It wasn’t so long ago that American politicians lived in fear of the bond market. During the Clinton administration, James Carville famously said that “I used to think if there was reincarnation, I wanted to come back as the president or the pope or a .400 baseball hitter. But now I want to come back as the bond market. You can intimidate everybody.” That phenomenon gave rise to the concept of the “bond market vigilantes,” which Krugman loves to employ.
But today, the bond market vigilantes are not much in evidence. Or rather, they are in evidence, but they suddenly seem unable to have much of an impact on U.S. fiscal policy. Bill Gross, of the ludicrously enormous bond fund PIMCO, is running around screaming about the need for more borrowing and more stimulus. But he has no effect, because it turns out that while bond investors have powerful ways of constraining U.S. government borrowing, they have only indirect and weak means of expanding it.

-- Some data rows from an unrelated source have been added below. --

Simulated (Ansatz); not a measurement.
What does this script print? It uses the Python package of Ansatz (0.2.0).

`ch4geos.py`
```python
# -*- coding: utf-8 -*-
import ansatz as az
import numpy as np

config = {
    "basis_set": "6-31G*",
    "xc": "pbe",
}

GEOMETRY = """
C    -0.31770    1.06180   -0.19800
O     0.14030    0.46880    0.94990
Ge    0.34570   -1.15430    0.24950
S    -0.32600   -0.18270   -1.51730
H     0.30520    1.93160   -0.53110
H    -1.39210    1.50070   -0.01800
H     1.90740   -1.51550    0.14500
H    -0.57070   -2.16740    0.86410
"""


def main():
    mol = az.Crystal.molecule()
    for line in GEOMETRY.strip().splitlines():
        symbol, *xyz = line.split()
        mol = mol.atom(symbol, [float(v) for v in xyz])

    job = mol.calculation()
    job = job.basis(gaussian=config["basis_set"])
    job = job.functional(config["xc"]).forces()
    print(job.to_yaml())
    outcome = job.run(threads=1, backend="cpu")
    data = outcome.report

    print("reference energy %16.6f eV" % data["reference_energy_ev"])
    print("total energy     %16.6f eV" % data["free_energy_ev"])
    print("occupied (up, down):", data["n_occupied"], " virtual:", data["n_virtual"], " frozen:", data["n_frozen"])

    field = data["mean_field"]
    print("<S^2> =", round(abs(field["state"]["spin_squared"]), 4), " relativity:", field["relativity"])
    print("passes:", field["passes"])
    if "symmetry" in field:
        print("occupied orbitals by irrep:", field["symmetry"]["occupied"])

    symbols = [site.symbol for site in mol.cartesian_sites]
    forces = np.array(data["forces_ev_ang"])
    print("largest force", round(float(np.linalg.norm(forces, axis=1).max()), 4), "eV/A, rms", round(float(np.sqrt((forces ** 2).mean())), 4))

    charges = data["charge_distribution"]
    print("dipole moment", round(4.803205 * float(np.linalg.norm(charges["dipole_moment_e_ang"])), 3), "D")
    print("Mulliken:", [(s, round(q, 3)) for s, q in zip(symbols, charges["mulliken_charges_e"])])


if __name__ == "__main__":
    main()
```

The United States has a large debt that is routinely rolled over, and it generally runs a budget deficit (Clinton interregnum aside). If bond investors start demanding higher interest rates on government debts, this immediately raises the cost of borrowing for the U.S. government. This, in turn, has knock-on effects throughout the economy, as interest rates rise for everyone and economic activity is thereby constrained. For these reasons, the U.S. government has powerful incentives to avoid doing things that cause the interest rate on treasuries to rise.
Today, however, we find ourselves in the opposite situation: what the bond market seems to want most of all is for the U.S. to borrow more money and stimulate the economy. That’s the best explanation for the incredibly low yield on Treasury bonds, which is negative in real terms over some time periods. And yet the U.S. is not borrowing more; instead both parties are demanding insane policies that will cause a second recession, ostensibly based on fallacious notions about the magical effects of budget cutting and a nonsensical conception of the relationship between government and household finances.
The problem here is that the power of the bond market is asymmetrical. When the interest rate on Treasuries go up, this immediately makes all of the government’s activities more expensive, and hence forces changes in fiscal planning. But when the interest rate falls to near zero, this only presents an opportunity for expanded borrowing, an opportunity that can easily be thrown away if the political system is too insane and dysfunctional to take advantage of it.
Hence the bond vigilantes sit on the sidelines, impotent and hopeless. Just like the rest of us.